He was in the world, and the world was made through him, yet the world did not know him. He came to his own, and his own people did not receive him.
– John 1:10-11

Reading through John and discussing it with my wife these days. What struck me about the above passage is that Jesus’s humanity really stood out here. John says that Jesus was neither received by the world he created nor recognized by his own people. Although “since the creation of the world” God’s “invisible attributes, namely, his eternal power and divine nature, have been clearly perceived” (Rom 1:20) by the world, that world of creation “did not see fit to acknowledge God” (Rom 1:28). And so, the coming of God in the flesh was no more acknowledged by the world than was God’s presence since the world’s beginning. The creation simply does not recognize its Creator. Despite this utter rejection, it is this world that is the recipient of God’s love (Jn 3:16), which makes Jesus’s humanity all the more genuine, more personal, since only humans extend love to others.

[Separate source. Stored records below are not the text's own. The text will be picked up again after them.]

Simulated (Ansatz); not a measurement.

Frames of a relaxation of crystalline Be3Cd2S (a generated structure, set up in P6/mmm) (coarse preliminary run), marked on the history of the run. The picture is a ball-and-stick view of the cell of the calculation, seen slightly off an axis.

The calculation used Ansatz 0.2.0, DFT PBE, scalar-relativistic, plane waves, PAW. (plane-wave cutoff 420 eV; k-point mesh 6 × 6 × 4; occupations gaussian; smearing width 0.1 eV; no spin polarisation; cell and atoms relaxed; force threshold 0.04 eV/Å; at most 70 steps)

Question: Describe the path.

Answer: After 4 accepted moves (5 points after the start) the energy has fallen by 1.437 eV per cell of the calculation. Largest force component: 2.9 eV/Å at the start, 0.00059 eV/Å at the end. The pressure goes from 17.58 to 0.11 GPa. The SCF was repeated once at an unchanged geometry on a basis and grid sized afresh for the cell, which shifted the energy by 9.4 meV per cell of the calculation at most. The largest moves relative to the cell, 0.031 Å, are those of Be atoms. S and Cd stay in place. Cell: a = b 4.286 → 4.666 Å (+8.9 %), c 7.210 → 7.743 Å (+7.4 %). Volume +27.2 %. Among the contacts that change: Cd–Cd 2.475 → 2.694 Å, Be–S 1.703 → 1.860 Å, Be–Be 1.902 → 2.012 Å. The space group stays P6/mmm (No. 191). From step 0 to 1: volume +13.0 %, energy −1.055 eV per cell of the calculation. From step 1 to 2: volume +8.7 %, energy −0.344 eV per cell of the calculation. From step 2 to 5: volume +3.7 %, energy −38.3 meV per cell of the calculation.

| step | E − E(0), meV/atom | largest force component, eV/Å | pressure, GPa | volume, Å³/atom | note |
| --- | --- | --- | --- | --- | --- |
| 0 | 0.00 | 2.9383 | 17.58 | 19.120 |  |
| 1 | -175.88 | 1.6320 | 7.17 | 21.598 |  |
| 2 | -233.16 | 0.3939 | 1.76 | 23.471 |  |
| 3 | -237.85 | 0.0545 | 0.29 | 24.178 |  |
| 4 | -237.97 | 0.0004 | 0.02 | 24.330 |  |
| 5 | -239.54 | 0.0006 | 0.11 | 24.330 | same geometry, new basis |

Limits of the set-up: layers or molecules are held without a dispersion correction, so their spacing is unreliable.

In verse 11 John makes particular what was already said more generally; namely, that his own people rejected him. Imagine how it would feel to walk into a room of your closest friends or family members and be ignored and rejected. The Jewish nation, God’s chosen people, were repeatedly given God’s gracious revelation in the form of prophets, priests, and kings, yet they repeatedly rejected them. “From the day that your fathers came out of the land of Egypt to this day, I have persistently sent all my servants the prophets to them, day after day. Yet they did not listen to me or incline their ear, but stiffened their neck” (Jer 7:25; cf. also Is 65:2-3). In the Incarnation of Jesus, God offers full self-disclosure and Israel responds with a repeat performance rejecting her Prophet, Priest, and King.

With this side of Jesus, John is showing us that Jesus is not only fully God (Jn 1:1) but fully human. Because he is human Jesus knows rejection and loneliness. Because he is human Jesus knows what it’s like to be ignored in the worst way. He can and does sympathize with our weaknesses (Heb. 4:15). He understands completely our temptations and sufferings. And he comes to us as Immanuel, God with us.